The EU agreed on ambitious carbon cuts last year. Now it needs to follow through with action to meet the targets – and benefit the economy too. Hence the proposals unveiled on 23 January.
"This week the European commission will move to turn the European Union's commitments into concrete action," president Barroso said. "Tackling climate change is crucial to safeguard the future of our planet. It also brings major new opportunities for Europe. The time has come to seize them with confidence, and with both hands."
The proposed measures include:
- an improved emissions trading system (ETS) covering more emissions and allowing firms in one EU country to buy allowances in any other.
- an emission reduction target for industries not covered by the ETS (e.g. buildings, transport, waste) so that everyone is contributing
- legally enforceable targets for increasing the share of renewables in the energy mix – the targets will reflect each country's individual needs and its potential
- new rules on carbon capture and storage and on environmental subsidies.
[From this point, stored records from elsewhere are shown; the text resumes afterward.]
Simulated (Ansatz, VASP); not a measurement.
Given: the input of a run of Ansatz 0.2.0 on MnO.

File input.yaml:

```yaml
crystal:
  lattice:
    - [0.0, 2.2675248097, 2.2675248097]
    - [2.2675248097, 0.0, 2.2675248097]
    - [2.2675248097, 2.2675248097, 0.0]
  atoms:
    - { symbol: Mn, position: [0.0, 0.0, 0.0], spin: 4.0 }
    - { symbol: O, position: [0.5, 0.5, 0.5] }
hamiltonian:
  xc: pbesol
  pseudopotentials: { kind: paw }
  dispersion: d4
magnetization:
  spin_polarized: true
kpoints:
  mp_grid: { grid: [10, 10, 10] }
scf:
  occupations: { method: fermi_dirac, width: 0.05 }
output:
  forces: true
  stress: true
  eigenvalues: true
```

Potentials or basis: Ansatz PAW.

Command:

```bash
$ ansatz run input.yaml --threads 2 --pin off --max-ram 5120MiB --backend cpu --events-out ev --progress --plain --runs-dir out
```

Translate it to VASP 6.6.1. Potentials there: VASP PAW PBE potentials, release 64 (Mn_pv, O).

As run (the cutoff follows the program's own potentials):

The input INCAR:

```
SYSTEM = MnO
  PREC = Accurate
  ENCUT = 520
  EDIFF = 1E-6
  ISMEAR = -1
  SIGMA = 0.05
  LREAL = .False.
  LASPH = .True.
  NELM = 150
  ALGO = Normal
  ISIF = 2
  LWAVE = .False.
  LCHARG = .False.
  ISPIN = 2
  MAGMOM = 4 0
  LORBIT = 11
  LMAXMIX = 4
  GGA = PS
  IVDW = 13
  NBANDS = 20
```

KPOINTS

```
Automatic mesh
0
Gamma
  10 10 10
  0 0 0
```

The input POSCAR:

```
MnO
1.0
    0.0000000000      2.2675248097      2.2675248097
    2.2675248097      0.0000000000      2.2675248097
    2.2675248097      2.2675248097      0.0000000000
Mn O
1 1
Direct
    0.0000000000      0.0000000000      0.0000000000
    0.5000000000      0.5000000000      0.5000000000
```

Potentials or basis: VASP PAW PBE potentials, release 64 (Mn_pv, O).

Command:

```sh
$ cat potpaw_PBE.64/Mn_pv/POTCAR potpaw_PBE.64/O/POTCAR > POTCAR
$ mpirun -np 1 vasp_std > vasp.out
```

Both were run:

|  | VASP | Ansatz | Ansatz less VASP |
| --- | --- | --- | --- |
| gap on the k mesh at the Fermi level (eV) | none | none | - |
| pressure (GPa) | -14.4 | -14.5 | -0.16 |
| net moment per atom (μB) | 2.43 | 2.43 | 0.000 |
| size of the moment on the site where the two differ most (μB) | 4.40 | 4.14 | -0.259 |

Last March, EU leaders endorsed commission proposals to cut CO2 emissions by at least 20% by 2020 (30% if global targets can be agreed on) and to set a binding 20% target for the use of renewable energy sources. The overall goal is to cap global temperature increases at 2°C.
The proposals aim at a more environment-friendly Europe. But they will also help create a more industry-friendly, jobs-friendly, and consumer-friendly EU.
The commission hopes to see the package adopted by the end of 2008.